Recognizing Good Coworkers

Abstract

Problem: How do you identify which coworkers are truly good to work with long-term in the high-stress environment of game development?

Approach: Tim Cain shares decades of experience working with different personality types under stress, offering an action-based framework for evaluating coworkers based on respect rather than agreement.

Findings: The key differentiator isn't whether someone agrees with you β€” it's whether they respect you. Truthfulness, fair treatment, and how people treat those with less power are the real signals. Disagreement is not only acceptable but essential for making better games.

Key insight: Seek out people who disagree with you but still respect you β€” those relationships produce the best work and can last decades.

Source: https://www.youtube.com/watch?v=eGuEx9Df44Q

Stress Reveals Character

Game development is stressful, and stress pushes people into behavioral extremes. Tim identifies two common failure modes:

  • Yes-people β€” They agree with everything to avoid conflict. Feels pleasant, but nothing gets improved because there's no real discussion.
  • No-people β€” They reflexively reject ideas, often because they're overwhelmed and don't want more on their plate. Tim worked with two programmers who earned nicknames for how often they said "no."

Neither extreme is productive. The real question isn't whether someone agrees or disagrees with you β€” it's whether they respect you.

Respect Over Agreement

Tim's central thesis: you can work with anyone as long as mutual respect exists, even through constant disagreement. He has argued with coworkers and still worked with them for decades. The moment respect disappears, collaboration breaks down and the game suffers.

Agreement feels important but isn't. Respect is the foundation.

How to Recognize Respect (An Action-Based List)

Tim emphasizes judging people by actions, not words β€” some people are quiet, others blow smoke. Here's his framework:

Are They Truthful?

  • When they disagree, is it because they genuinely believe their idea is better and want to discuss it? That's good.
  • Watch for lies by omission β€” people who withhold information to manipulate outcomes.
  • Watch for bypassing β€” people who go around you to get others to do what they want, then lie about it or get others to lie for you.
  • Tim's rule: pay attention to what people do, not what they say.

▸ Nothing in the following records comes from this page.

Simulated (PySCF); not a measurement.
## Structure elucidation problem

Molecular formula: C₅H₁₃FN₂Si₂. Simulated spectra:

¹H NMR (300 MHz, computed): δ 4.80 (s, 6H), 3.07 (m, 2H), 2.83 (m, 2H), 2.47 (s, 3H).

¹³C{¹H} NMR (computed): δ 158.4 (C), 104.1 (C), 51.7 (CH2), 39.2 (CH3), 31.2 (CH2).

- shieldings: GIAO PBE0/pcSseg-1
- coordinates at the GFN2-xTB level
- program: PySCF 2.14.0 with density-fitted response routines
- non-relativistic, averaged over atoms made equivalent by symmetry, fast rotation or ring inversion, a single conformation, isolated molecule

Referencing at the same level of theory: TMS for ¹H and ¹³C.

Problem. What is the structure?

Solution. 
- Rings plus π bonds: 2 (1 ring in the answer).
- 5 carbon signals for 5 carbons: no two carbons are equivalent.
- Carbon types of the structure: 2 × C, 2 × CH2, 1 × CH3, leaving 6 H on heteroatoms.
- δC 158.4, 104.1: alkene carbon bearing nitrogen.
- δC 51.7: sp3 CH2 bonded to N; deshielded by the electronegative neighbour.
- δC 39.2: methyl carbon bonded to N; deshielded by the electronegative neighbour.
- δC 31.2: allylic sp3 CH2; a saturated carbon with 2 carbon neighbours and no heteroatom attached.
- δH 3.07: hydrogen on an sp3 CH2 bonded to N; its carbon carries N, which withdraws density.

Do They Treat People Fairly?

  • Being held to standards nobody else is held to β€” Tim was denied promotions and bonuses for things no one else was accountable for.
  • Being blamed for things outside your control β€” Tim was once screamed at for having chickenpox for two weeks and "costing the company money."
  • Being held responsible for areas where you weren't even the lead.

How Do They Treat Others?

This is Tim's personal trigger. Seeing someone treat others unfairly β€” especially people who can't fight back β€” sets him off.

  • Defending his team: Tim once yelled at his boss for publicly berating a team member. The boss later complained about being "disrespected" in front of the team. Tim's response: "You were disrespecting that employee. You could have talked to him privately. You chose to yell at him in front of everyone, so I chose to yell at you."
  • The restaurant test: Tim watched a coworker berate a waiter over trivial things. He quietly went back, added extra tip, told the waiter he'd return β€” but never with that coworker. That person went on Tim's permanent "do not work with" list.
  • The rule from a teacher: Watch how people treat children, animals, and service workers. Tim added retail and service people to that list. If someone treats powerless people badly, imagine what they'll do as your boss.

The "Can't You Just" Red Flag

A major sign of disrespect: saying "can't you just..." to an expert in a field you know nothing about.

  • "Can't you just change the AI to do this?"
  • "Can't you just interpolate the missing frames?"
  • "Can't you just swap the...?"

This dismisses expertise entirely. It's fine between peers in the same discipline, but when a non-expert says it to a specialist, it reveals a fundamental lack of respect for other people's skills.

Why Disagreement Makes Better Games

Disagreement is not just tolerable β€” it's valuable:

  • Someone may propose a better idea for a feature, solution, or process.
  • Tim has a whole video on his own ideas that got rejected because someone else had a better one.
  • Even when their idea isn't better than yours, it might combine with yours to create something superior β€” a synergy you'd never discover without openness to disagreement.

The Bubble Trap

Tim warns against cutting people off over disagreements. He's seen YouTube commenters say "I agreed with everything until now β€” unsubscribed." His response: if one disagreement writes someone off forever, you'll end up in a tiny bubble of people who agree with you 100%.

You won't make better games in that bubble.

The Takeaway

Relish finding people who disagree with you β€” but make sure they respect you in the ways Tim describes: truthfulness, fairness, respect for expertise, and decent treatment of others. If you find those people, hold on to them.

Tim has found a few such people and has worked with them for over 30 years.